Even if you have a large solar field of say 50 megawatts, if a cloud bank floats over the solar field and the output goes from 50 megawatts to 20 megawatts, the power consumption is still happening. So where does that 30 megawatts come from to make up the shortfall?

Answer: the power company has to have "spinning reserves" of power that they can ramp up and stabilize the grid. Which means they have coal, gas or nuclear units running at reduced capacity and when the solar output drops, they can raise load on the other units.

In the future, when battery technology is improved, you may not need as much "spinning reserves" because the battery banks can provide temporary power. At the present time, that technology just is not there.


----------



## NewBerlinBaler (May 30, 2011)

Full disclosure here: I'm a retired electrical engineer and worked in the energy sector for 30+ years. I'm going to respond to several comments that were posted above.

1) To swmnhay - costs to maintain a wind farm (crane rental for generator replacement, snow removal, etc) are insignificant compared to the cost of fuel for a fossil-fuel power plant which for a utility-size plant are millions of dollars per day. So once the wind farm or solar array is built, a "conventional" power plant cannot compete on a $ per kilowatt-hour basis. Also, virtually every state now has some sort of incentive plan for renewable power generation. These plans were enacted on a state-by-state basis, it didn't come out of Washington. PA implemented theirs in 2006 - long before Obama was elected.

2) To glasswrongsize - your point about not ignoring the initial cost of building a wind farm or solar array is certainly valid and I agree. However, the way energy auditors look at it is different. They separate the construction costs from the operating costs. As I mention in the previous paragraph, renewables are much less expensive to operate on a $/kilowatt-hour basis

3) To RockmartGA - your "spinning reserve" comment is spot-on correct. Your earlier comment on the capacity factor of 12% for solar is also spot on. Here in PA, it's only 9%. Fossil fuel power plants aren't going away anytime soon.

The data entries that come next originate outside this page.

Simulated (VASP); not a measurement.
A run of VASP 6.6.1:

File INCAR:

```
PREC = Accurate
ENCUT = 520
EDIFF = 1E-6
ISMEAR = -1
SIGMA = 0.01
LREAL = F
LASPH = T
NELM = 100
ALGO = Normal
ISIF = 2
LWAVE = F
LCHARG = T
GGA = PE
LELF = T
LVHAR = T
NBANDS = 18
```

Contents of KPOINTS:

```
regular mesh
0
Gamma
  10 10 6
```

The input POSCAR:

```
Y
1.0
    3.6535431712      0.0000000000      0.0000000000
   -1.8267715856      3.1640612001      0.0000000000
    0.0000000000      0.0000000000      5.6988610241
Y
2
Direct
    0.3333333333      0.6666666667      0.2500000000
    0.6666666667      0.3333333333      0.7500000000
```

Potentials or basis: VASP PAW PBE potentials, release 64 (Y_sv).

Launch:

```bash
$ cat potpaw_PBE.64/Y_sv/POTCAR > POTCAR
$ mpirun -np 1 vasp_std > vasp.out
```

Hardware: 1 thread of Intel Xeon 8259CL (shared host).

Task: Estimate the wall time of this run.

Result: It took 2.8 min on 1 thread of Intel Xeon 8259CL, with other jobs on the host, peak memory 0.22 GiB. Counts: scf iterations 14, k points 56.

Like many on HT, I also know a lot of Sierra Club members and others with similar green thoughts. All of them have totally unrealistic ideas about much energy can be produced with wind & solar. They think we can solve all our energy problems if we just put up a few more solar panels and a few more wind mills. Perfect example of magical thinking.


----------



## Shetland Sheepdog (Mar 31, 2011)

Here in NH, the greenies are fighting against an 11MW DC power line from Hydro Quebec, because the RoWs will "blight the landscape"!

Absolutely no concept of the need for power in the region!

They say "NH has all the power we need", why should we allow a transmission line that will benefit others?

Again, no concept of the inter-connected grid!


----------



## swmnhay (Jun 13, 2008)

What's the true cost of wind power
http://www.newsweek.com/whats-true-cost-wind-power-321480


----------



## NewBerlinBaler (May 30, 2011)

A former colleague of mine once referred to wind mills as "tax credit generators".


----------